Optimizing code to darken a bitmap, part 3

Raymond Chen

Our investigation into a simple function to darken a bitmap is still trying to beat this function:

union Pixel
{
    uint8_t c[4]; // four channels: red, green, blue, alpha
    uint32_t v;   // full pixel value as a 32-bit integer
};

void darken(Pixel* first, Pixel* last, int darkness)
{
  int lightness = 256 - darkness;
  for (; first < last; ++first) {
    first->c[0] = (uint8_t)(first->c[0] * lightness / 256);
    first->c[1] = (uint8_t)(first->c[1] * lightness / 256);
    first->c[2] = (uint8_t)(first->c[2] * lightness / 256);
  }
}

We transformed the problem into subtracting off the darkness rather than preserving the lightness, specialized the function so it supported only darkness values 8, 16, and 24 (which when rescaled to become 1, 2, and 3), and used a bitfield trick so that we had to perform only one expensive multiply instruction per iteration, rather than three, but that didn’t seem to be helping. We’ll now take advantage of the fact that the darkness factor is known to be 1, 2, or 3.
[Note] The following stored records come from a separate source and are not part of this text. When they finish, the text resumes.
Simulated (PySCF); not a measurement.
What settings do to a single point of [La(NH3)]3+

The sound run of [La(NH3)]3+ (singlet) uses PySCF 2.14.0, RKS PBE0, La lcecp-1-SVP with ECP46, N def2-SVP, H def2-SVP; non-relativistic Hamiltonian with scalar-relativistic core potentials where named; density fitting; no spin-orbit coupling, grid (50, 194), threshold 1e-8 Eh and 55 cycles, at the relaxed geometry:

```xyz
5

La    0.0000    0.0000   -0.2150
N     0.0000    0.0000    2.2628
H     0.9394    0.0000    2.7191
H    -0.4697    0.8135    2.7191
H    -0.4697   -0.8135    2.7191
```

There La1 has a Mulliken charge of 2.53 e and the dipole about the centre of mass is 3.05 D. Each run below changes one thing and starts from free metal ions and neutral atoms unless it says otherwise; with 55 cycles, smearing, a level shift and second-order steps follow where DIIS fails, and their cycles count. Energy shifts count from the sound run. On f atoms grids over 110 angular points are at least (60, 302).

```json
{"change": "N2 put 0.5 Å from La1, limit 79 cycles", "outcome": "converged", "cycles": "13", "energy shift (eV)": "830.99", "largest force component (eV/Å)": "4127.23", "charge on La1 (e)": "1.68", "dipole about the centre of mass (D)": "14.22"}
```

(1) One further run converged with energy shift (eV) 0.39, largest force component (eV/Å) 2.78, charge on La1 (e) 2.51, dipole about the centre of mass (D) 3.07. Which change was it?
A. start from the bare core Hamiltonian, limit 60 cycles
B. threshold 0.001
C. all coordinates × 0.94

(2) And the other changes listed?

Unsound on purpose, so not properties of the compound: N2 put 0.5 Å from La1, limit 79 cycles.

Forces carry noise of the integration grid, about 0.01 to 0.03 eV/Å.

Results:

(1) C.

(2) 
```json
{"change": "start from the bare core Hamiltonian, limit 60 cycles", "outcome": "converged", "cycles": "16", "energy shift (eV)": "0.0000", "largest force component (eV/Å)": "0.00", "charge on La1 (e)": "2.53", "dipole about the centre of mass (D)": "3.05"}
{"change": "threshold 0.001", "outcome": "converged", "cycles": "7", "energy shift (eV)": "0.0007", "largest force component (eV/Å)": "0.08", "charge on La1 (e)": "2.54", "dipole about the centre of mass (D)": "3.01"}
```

void darken(Pixel* first, Pixel* last, int darkness)
{
  int factor = darkness / 8;
  uint32_t mask2 = factor >= 2 ? 0xFFFFFFFF : 0;
  uint32_t mask3 = factor >= 3 ? 0xFFFFFFFF : 0;
  for (; first < last; ++first) {
    uint32_t v = first->v;
    uint32_t fields = (v & 0xFF) |
                     ((v & 0xFF00) << 2) |
                     ((v & 0xFF0000) << 4);
    fields += (fields & mask2) + (fields & mask3);
    fields += pack_fields(31, 31, 31);
    v -= (fields >> 5) & 0x1F;
    v -= (fields >> 7) & 0x1F00;
    v -= (fields >> 9) & 0x1F0000;
    first->v = v;
  }
}

The usage pattern for this function is that the darkness factor is in practice always 1, 2, or 3. So we calculate some masks that keep track of the actual value of the factor.

factor	`mask2`	`mask3`	`(fields & mask2)`	`+`	`(fields & mask3)`
1	`0x00000000`	`0x00000000`	`0`	`+`	`0`
2	`0xFFFFFFFF`	`0x00000000`	`fields`	`+`	`0`
3	`0xFFFFFFFF`	`0xFFFFFFFF`	`fields`	`+`	`fields`

The masks let us zero out one or both of the fields terms when calculating the product.

Alas, this is 2.2× slower than the previous version. It seems that performing two bitwise and operations and two additions is slower than a single multiply. My guess is that it’s because the factor is so small, and the CPU has an early-out for small factors.

Okay, it’s time to bring out the big guns. Time for the SIMD registers. We’ll do that next time.

Author

Raymond Chen

Raymond has been involved in the evolution of Windows for more than 30 years. In 2003, he began a Web site known as The Old New Thing which has grown in popularity far beyond his wildest imagination, a development which still gives him the heebie-jeebies. The Web site spawned a book, coincidentally also titled The Old New Thing (Addison Wesley 2007). He occasionally appears on the Windows Dev Docs Twitter account to tell stories which convey no useful information.

10 comments

Discussion is closed. Login to edit/delete existing comments.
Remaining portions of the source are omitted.